GST – The New Reign

India welcomes GST with a rigid heart and a rattled mind.

GST looks a lot more complicated than it is. It is the first substantial reform in the economic sense, in India, in several years. It is bound to create confusion, frustration and become abhorrent, before it becomes another irrefutable law. But it would undeniably solve many problems of pricing and taxation that have been encountered by both producers and customers. Lowering prices and certainly, increasing transparency, and laying a path for easier estimation of taxes are just some of many of its advantages.
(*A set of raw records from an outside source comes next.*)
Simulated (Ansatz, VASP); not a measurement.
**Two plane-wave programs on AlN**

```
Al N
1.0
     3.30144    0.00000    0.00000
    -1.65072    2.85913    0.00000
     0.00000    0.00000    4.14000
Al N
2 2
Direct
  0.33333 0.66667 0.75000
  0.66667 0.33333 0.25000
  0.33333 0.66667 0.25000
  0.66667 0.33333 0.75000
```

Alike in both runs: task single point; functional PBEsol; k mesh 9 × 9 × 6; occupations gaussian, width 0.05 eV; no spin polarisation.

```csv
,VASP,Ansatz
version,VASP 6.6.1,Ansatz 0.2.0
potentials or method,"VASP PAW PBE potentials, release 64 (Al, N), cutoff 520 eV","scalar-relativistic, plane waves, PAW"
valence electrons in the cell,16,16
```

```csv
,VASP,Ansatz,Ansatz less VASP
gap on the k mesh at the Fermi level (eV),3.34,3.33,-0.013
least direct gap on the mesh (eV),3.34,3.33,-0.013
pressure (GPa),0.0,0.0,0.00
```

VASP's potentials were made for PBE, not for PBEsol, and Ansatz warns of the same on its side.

The Goods and Services Tax (GST) represents an indirect tax reform which will remove tax barriers between states and create a single tax rate. GST will benefit both consumers and manufacturers and/or producers. Although primarily, the rate mentioned was 27%, plans are charted out for 0% on food, and 5-18% on other goods, which is much more realistic, especially because too high a tax rate can cause inflation, as was the case with Singapore during its GST introduction. However, GST in India is still too high in comparison with Singapore, where it is 7%. And in Malaysia, GST is 6%. Malaysia, infact, makes a GST exemption on financial services, and Singapore treats them at 0%, if they are sold to non-residents. Malaysia, in addition, gives clear instructions to different sectors for easier application of GST and sets the limit of revenue for which GST would be applicable.

In India, GST is, for obvious reasons, relatively new. The economy is habituated to multiple levels and types of taxes, both direct and indirect. In the previous tax system (before the 1st of July 2017), taxation powers were divided between the centre and states, where income tax, including the tax on company profits, was in the domain of central government as ‘direct tax’, while taxes on consumption have been under the domain of state governments. In this way, taxes have been duplicated if goods were produced in one state and sold in another state. When the manufacturer bought raw material, he paid tax at the central level, called central excise, at the factory gate. However, when the manufacturer sold his product to the consumer, he also included a tax of the state government called a tax on consumption or Value Added Tax (VAT), in the sale price. The problem arose when goods were manufactured in one state, say Uttar Pradesh, and sold in another state, for example in Delhi. In such a case, in addition to these taxes, an “export” tax called Central Sales Tax was added, which was collected from the state where the goods are manufactured, in this case, Uttar Pradesh. In this way, India, although one country, has been divided by tax, which has been a cause of increased prices on goods and services.  GST aims to repair precisely this.

In the new GST system, all taxes will be collected when goods are sold to the final consumer, which will ensure transparency, avoid double taxation (“tax on tax”) when goods are sold between states, and bring in many other benefits. This would provide manufacturers the possibility of reducing prices, because they will be credited for previously paid taxes; the tax would not be included in the final price. Logically, this would decrease the prices, but only if the government does not set high tax rates, with which the effect may be lost. The tax system will also be more transparent and much easier for comprehending, while costs and time for tax calculation will be drastically reduced.

GST is a destination-based tax, so it is only important where goods are sold. It would be beneficial to export-oriented businesses because it does not apply to exported goods. Furthermore, it will widen the tax base, which will benefit the government with higher tax revenue.